Jenkins job builder meant that everything was defined in yaml, stored in git and was repeatable. A sane user environment meant that we could execute as user and inherit their environment. It has sensible retry logic, and lots of hooks for all your hooking needs. pipelines are useful for chaining jobs together.
We _could_ have written them as normal jobs to be run somewhere in the 36k node farm, but that was more hassle than its worth. Sure its fun, but having to contend with sharing a box that's doing a fluid sim or similar, so we'd have to carve off a section anyway.
However kuberenetes to _just_ run cron is a massive waste. It smacks of shiny new tool syndrome. seriously jenkins is a single day deployment. transplanting the cron jobs is again less than a day (assuming your slaves have got a decent environment.)

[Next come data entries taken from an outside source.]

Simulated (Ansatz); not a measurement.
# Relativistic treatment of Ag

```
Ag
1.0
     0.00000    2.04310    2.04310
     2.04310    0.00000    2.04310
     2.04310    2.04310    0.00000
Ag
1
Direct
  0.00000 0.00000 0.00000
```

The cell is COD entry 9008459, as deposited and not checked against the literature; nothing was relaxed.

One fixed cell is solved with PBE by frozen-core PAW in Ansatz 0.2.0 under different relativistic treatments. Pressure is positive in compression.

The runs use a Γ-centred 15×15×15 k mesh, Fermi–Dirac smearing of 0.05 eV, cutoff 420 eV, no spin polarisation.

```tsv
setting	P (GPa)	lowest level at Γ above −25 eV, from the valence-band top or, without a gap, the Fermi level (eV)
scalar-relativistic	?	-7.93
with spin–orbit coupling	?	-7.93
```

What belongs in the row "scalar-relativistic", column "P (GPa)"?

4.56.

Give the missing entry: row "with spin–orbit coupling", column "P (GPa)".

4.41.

So, with the greatest of respect, talking about building a business case is pretty moot when you are effectively wasting what appears to be > two man months on what should be a week long migration. Think gaffer tape, not carbon fibre bonded to aluminium.
If however, the rest of the platform lives on kuberenetes, then I could see the logic, having all your stuff running on one platform is very appealing, especially if you have invested time in translating comprehensive monitoring into business relevant alerts.
Hi! Post author here! I agree that it's really important to be careful of "shiny new tool" syndrome -- one of my primary goals in writing this post was to show that operating Kubernetes in production is complicated and to encourage people to think carefully before introducing a Kubernetes cluster into their infrastructure.
As you say -- I think by itself "we want to run some cron jobs" isn't a good enough reason by itself to use Kubernetes (though it might be a good enough reason if you’re using a managed Kubernetes cluster where someone else handles the cluster operations). A goal for this project was to prove to ourselves that we actually could run production code in Kubernetes, to learn about how much work operating Kubernetes actually is, and to lay the groundwork for moving more things to Kubernetes in the future.
In my mind, a huge advantage of Kubernetes is that Kubernetes' code is very readable and they're great at accepting contributions. In the past when we've run into performance problems with Jenkins (we also use jenkins-job-builder to manage our 1k node Jenkins cluster), they've been extremely difficult to debug and it's hard to get visibility into what's going on inside Jenkins. I find Kubernetes’ code a lot easier to read, it's fairly easy to monitor the internals, and the core components have pprof included by default if you want to get profiling information out. Being able to easily fix bugs in Kubernetes and get the patches merged upstream has been a big deal for us.
> A goal for this project was to prove to ourselves that we actually could run production code in Kubernetes, to learn about how much work operating Kubernetes actually is, and to lay the groundwork for moving more things to Kubernetes in the future.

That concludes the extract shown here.